It was only natural, for instance, for Garry Marshall to be interviewed by his son, director Scott Marshall, in a session at the DGA last March. "I thought the questions were good," jokes Marshall, "but the fact that it was father-son made it a little difficult, because I couldn't make up things. We talked about the technical, craft side and about the emotional side; what you go through psychologically in doing a film. You can teach the craft, but sometimes the hardest job is just getting people to come out of the trailer."
Indeed, Marshall revealed that during his interview he learned something about equipment from his film school-trained son. As for Scott, "the experience was great, and I'm glad we have it for the archives," he says. "It's very valuable for future filmmakers to hear firsthand what directors were thinking when making their films." Having one director interview another is a plus, he adds, because "directors will ask [pertinent] questions and have a better understanding of the answers, to be able to expand upon them."
Similarly, for a July 2002 session, DGA National Board Alternate Carl Weathers found interviewing director Bill Duke a "very organic" experience. Both men had similar histories as actors who became directors and each has developed a career shooting episodic television. "It really became a conversation. There was a good ebb and flow to it," he says. "Bill is a fascinating guy, and the way he works is fascinating. What came out during the interview was how engaging he is. It wasn't as close to the vest. It was a real joy for me to have a chance to talk to him about directing."
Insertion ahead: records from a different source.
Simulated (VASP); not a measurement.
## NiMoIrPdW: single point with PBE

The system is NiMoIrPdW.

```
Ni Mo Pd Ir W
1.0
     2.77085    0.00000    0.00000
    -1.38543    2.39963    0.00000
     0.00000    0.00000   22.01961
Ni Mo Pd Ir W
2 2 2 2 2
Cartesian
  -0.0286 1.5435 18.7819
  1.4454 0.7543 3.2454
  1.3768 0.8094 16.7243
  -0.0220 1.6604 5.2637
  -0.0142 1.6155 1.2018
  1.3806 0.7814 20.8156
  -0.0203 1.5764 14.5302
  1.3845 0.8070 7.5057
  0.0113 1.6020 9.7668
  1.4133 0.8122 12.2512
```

Duke recalls talking about his favorite directors and about film styles, as well as directing as a discipline, "the things people don't really know about directors," he says. "If you ask the average person what a director does, they think it's 'Action' and 'Cut,' and that's it. We talked about everything in between."
Besides shedding light on the professional life stories of venerable directors such as 95-year-old Ronald Neame or the late Vincent Sherman and Robert Wise, the Visual History Program will also serve as a repository for the history for the Guild itself. For instance, in his May 2002 interview, Gil Cates remarked that becoming a Guild member is great because "once the director joins the Guild, he or she is protected in their creative rights. So that, even if you have some fly-by-night producer who happens to have a million bucks and wants to make a movie with you... that stops the producer from cutting the picture differently than you want it to be cut without giving you the opportunity for your input. In other words, what you're really doing when you join the Directors Guild, from my perspective, is, you're really buying an insurance policy."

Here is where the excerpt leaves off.